By this time the men had lain down to sleep, and in the darkness strange cries were heard from the forest. The roar of the lion, mingled with the howling of the wolves and the shrill laugh of the hyænas, told that they had come down to feed on the remains of the tiger. But none of these animals ventured near the glowing fire at the mouth of the cavern, behind which the men slept in security till the sun was high in the heavens. Then all was astir again, for weapons had been broken in the fight, and some of the men sitting on the ground outside the cave placed one flint between their knees, and striking another sharply against it drove off splinters, leaving a pointed end and cutting edge. They spoiled many before they made one to their liking, and the entrance to the cave was strewn with splintered fragments and spoilt flints, but at last several useful stones were ready. Meanwhile another man, taking his rude stone axe, set to work to hew branches from the trees to form handles, while another, choosing a piece remaining of the body of the stag, tore a sinew from the thigh, and threading it through the large eye of the bone needle, stitched the tiger's skin roughly together into a garment.

"This, then," said the magician to himself, "is how ancient man lived in the summer-time, but how would he fare when winter came?" As he mused the scene gradually changed. The glaciers crept far lower down the valleys, and the hills, and even the lower ground, lay thick in snow. The hippopotamus had wandered away southward to warmer climes, as animals now migrate over the continent of America in winter, and with him had gone the lion, the southern elephant, and other summer visitors. In their place large herds of reindeer and shaggy oxen had come down from the north and were spread over the plains, scraping away the snow with their feet to feed on the grass beneath. The mammoth, too, or hairy elephant, of the same extinct species as those which have been found frozen in solid ice under a sandbank in Siberia, had come down to feed, accompanied by the woolly rhinoceros; and scattered over the hills were the curious horned musk-sheep, which have long ago disappeared off the face of the earth. Still, bitterly cold as it was, the hunter clad in his wild-beast skin came out from time to time to chase the mammoth, the reindeer, and the oxen for food, and cut wood in the forest to feed the cavern fires.

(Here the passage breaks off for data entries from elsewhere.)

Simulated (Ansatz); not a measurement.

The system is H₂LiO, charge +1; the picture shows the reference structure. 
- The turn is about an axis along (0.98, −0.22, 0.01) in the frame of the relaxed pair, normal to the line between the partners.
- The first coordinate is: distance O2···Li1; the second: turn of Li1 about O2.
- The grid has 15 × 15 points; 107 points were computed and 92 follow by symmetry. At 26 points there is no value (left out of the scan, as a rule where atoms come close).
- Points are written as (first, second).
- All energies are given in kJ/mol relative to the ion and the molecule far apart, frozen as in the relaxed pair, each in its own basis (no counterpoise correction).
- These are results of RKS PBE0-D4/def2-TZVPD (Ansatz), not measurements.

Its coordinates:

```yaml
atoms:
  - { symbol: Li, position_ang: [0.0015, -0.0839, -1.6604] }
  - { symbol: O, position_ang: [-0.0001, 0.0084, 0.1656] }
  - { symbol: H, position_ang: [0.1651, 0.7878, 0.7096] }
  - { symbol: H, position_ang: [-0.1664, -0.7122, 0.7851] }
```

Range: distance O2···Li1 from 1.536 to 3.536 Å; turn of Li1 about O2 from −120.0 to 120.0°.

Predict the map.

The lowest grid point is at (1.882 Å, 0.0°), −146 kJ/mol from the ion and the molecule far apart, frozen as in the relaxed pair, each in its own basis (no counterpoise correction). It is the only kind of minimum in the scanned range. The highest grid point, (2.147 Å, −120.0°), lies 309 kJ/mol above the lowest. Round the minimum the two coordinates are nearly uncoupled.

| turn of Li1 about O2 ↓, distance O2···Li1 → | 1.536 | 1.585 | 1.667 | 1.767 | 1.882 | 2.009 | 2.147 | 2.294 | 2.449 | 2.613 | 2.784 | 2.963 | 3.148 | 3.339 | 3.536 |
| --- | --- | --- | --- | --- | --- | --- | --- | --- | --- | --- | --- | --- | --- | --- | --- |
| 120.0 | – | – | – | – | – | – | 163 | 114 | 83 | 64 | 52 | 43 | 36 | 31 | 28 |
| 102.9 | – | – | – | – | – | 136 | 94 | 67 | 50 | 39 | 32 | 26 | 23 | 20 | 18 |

This time the magician's thoughts wandered down to the south-west of France, where, on the banks of a river in that part now called the Dordogne, a number of caves not far from each other formed the home of savage man. Here he saw many new things, for the men used arrows of deer-horn and of wood pointed with flint, and with these they shot the birds, which were hovering near in hopes of finding food during the bitter weather. By the side of the river a man was throwing a small dart of deer-horn fastened to a cord of sinews, with which from time to time he speared a large fish and drew it to the bank.

Fig. 79.

Mammoth engraved on ivory by Palæolithic man.

But the most curious sight of all, among such a rude people, was a man sitting by the glowing fire at the mouth of one of the caves scratching a piece of reindeer horn with a pointed flint, while the children gathered round him to watch his work. What was he doing? See! gradually the rude scratches began to take shape, and two reindeer fighting together could be recognised upon the horn handle. This he laid carefully aside, and taking a piece of ivory, part of the tusk of a mammoth, he worked away slowly and carefully till the children grew tired of watching and went off to play behind the fire. Then the magician, glancing over his shoulder, saw a true figure of the mammoth scratched upon the ivory, his hairy skin, long mane, and up-curved tusks distinguishing him from all elephants living now. "Ah," exclaimed the magician aloud, "that is the drawing on ivory found in the cave of La Madeleine in Dordogne, proving that man existed ages ago, and even knew how to draw figures, at a time when the mammoth, or hairy elephant, long since extinct, was still living on the earth!"

With these words he started from his reverie, and knew that he had been dreaming of Palæolithic man who, with his tools of rough flints, had lived in Europe so long ago that his date cannot be fixed by years, or centuries, or even thousands of years. Only this is known, that, since he lived, the mammoth, the sabre-toothed tiger, the cave-bear, the woolly rhinoceros, the cave-hyæna, the musk-sheep, and many other animals have died out from off the face of the earth; the hippopotamus and the lion have left Europe and retired to Africa, and the sea has flowed in where land once was, cutting off Great Britain and Ireland from the continent.

How long all these changes were in taking place no one knows. When the magician drifted back again into his dream the land had long been desolate, and the hyænas, which had always taken possession of the caves whenever the men deserted them for awhile, had now been undisturbed for a long time, and had left on the floor of the cave gnawed skulls and bones, and jaws of animals, more or less scored with the marks of their teeth, and these had become buried in a thick layer of earth. The magician knew that these teeth marks had been made by hyænas, both because living hyænas leave exactly such marks on bones in the present day, and because the hyæna bones alone were not gnawed, showing that no animals preyed upon their flesh. He knew too that the hyænas had been there long after man had ceased to use the caves, because no flint tools were found among the bones. But now the age of hyænas, too, was past and gone, and the caves had been left so long undisturbed that in many of them the water dripping from the roof had left film after film of carbonate of lime upon the floor, which as the centuries went by became a layer of stalagmite many feet thick, sealing down the secrets of the past.